My mother was a fashionista decades before the term was first used. She trolled the aisles of Lord & Taylor department store in New Jersey, looking at the latest styles. She read fashion magazines and newspaper columnists (especially Eugenia Sheppard) who personalized fashion by writing about the people who made the clothes and those who wore them. As fashion and art were important aspects of my mother’s raison d’etre, she would have loved this exhibition as it extols the glamor, attention to detail and aesthetic aspects of 20th century couture.

Indeed, Dressed to Thrill, on exhibit at the Hilbert Museum through November 12, displays stunning depictions of fashionable women (and a few men), with many of the paintings and illustrations created for fiction and popular magazines, including Saturday Evening Post, Redbook and McCall’s.

One dramatic painting, Beautiful Woman in Large Hat, for a Cosmopolitan magazine cover, features a larger-than-life portrait of a 1940s glamor girl, replete with exotic make-up, deep red lipstick, arched eyebrows and a large red and white hat framing her face. Artist Bradshaw Crandell also created portraits of famous film stars including Bette Davis, Judy Garland, Veronica Lake, Carol Lombard and Lana Turner.

Bradshaw Crandall, Beautiful Woman in Large Hat (1940), pastel on paper. (Courtesy of the Hilbert Collection)

The elegant painting, Linda Darnell as Lucretia Borgia by Henry Clive, from his “Pin-Up Girls of History” covers series for the American Weekly, hearkens back in its painting style to detailed figurative works of earlier centuries. It also mirrors in style and coloration The Blue Boy by Gainsborough, owned by the Huntington Library in San Marino. The Clive painting transforms Darnell into the notorious Lucretia Borgia (1480-1519), the illegitimate and salacious daughter of Pope Alexander VI. It is an exquisite portrait of a noblewoman dressed in a deep blue velvet Renaissance-style gown and headdress, adorned with pearls. Other actresses posing as notorious historical women for Clive included Claudette Colbert, Marion Davies, Rita Hayworth, Hedy Lamar, Dorothy Lamour and Maureen O’Hara.

Henry Clive, Linda Darnell as Lucretia Borgia (1946), oil on panel. (Courtesy of the Hilbert Collection)

Just Married by Gordon Johnson, also for an American Weekly cover, contrasts Clive’s painting in several ways. The cartoonish Eisenhower era (1956) illustration depicts a just married, fashionably dressed couple, standing alongside a baby blue convertible, engaged in a fierce argument. Curator of the exhibition and Hilbert Museum Director Mary Platt explains, “Hubby seems pretty sure of himself – and he has the map. But his new wife seems equally certain she knows where they should have turned: somewhere back there. We can only hope they work it all out and get to their destination – and that it has a pool, and umbrella drinks!”
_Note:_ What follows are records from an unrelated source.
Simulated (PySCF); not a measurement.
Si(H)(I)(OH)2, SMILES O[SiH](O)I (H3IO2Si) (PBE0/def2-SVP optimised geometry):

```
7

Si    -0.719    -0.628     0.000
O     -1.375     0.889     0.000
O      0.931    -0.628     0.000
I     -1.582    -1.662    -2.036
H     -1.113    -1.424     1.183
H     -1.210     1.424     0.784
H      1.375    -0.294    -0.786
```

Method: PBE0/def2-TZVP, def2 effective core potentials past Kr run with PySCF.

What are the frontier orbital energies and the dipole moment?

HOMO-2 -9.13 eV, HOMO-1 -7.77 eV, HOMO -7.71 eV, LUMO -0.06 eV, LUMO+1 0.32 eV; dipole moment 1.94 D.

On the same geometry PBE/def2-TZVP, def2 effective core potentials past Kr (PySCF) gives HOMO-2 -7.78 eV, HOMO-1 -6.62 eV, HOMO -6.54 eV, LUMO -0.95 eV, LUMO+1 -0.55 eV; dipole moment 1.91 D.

Gordon Johnson, Just Married (1956), gouache. (Courtesy of the Hilbert Collection)

The contrasting Scarecrow calendar illustration by Earl Moran is a pin-up style portrait of a curvaceous woman humorously posing as a scarecrow, wearing Halloween colors. Another pin-up is Fritz Willis’s Ice Follies of 1952, a cover illustration for an ice-skating program. This classic painting of a long-legged woman in a scant, fur-adorned skating costume recalls a time when blue-eyed blondes were among the models and prototypes for fashion-conscious girls.

The newest painting in this show is the 1982 Love with a Perfect Stranger by Robert Maguire, created for a romance novel cover. The film noir style work in vibrant colors illustrates a handsome, well-dressed couple kissing goodbye in front of a train, while smoke alongside them coming from the engine takes the form of an apparition. Platt explains, “He [Maguire] was known for his mastery of female characters, especially his femmes fatales, who maintain an air of glamorous mystery but still seem realistic.”

Pruett Carter, Ruth’s Cheeks Flushed; Her Eyes Became Starry (1934), oil on canvas. (Courtesy of the Hilbert Collection)

The most detailed and fanciful painting in the exhibition is Ruth’s Cheeks Flushed; Her Eyes Became Starry (1934) by Pruett Carter. The work is composed of beautiful young women dressed in ball gowns, being wooed by an assortment of male characters, presumably from the movies. They include a sheik, a pirate, and two aristocratic gentlemen from the late 18th century. This cover illustration created for Ladies Home Journal during the Depression must have attracted legions of women to purchase and read through the magazine, and to try to mimic the gorgeous models on the cover in their style of dress and makeup. Carter is quoted in the exhibition didactics: “The illustrator may be likened to the director of a motion picture. He must live the part of each actor. He must do the scenery, design the costumes, and handle the lighting effects.”

Joseph Christian (J.C.) Leyendecker, Fitted for a Suit (1916), oil on canvas. (Courtesy of the Hilbert Collection)

A fashionable boy also has a place in this exhibition, with Fitted for a Suit by Joseph Christian Leyendecker, created for a 1916 Saturday Evening Post cover. The painting by the German-born artist – who inspired and influenced Norman Rockwell – depicts a startled young man being fitted by an old, curmudgeonly tailor. Leyendecker studied art at the Art Institute of Chicago and the Académie Julian in Paris, and created 322 covers for the Post, including New Year’s Baby, the pudgy, red-garbed Santa Claus, flowers for Mother’s Day, and firecrackers on the 4th of July.

The exhibition, featuring several other paintings and illustrations of well-dressed and coifed women, brings viewers to a time when glamor and elegant couture helped define a woman’s (and a man’s) social standing – and when clever marketing in magazines helped propel our country’s high-fashion industry to major status on the world stage.

“Dressed to Thrill” is on view through November 12. Hilbert Museum of California Art, 167 N. Atchison Street, Orange, CA. Tue. – Sat., 11 am – 5 pm. 714-516-5880. Free. hilbertmuseum.com

Earl Moran, Scarecrow, (Undated, probably 1940s), pastel on board. (Courtesy of the Hilbert Collection)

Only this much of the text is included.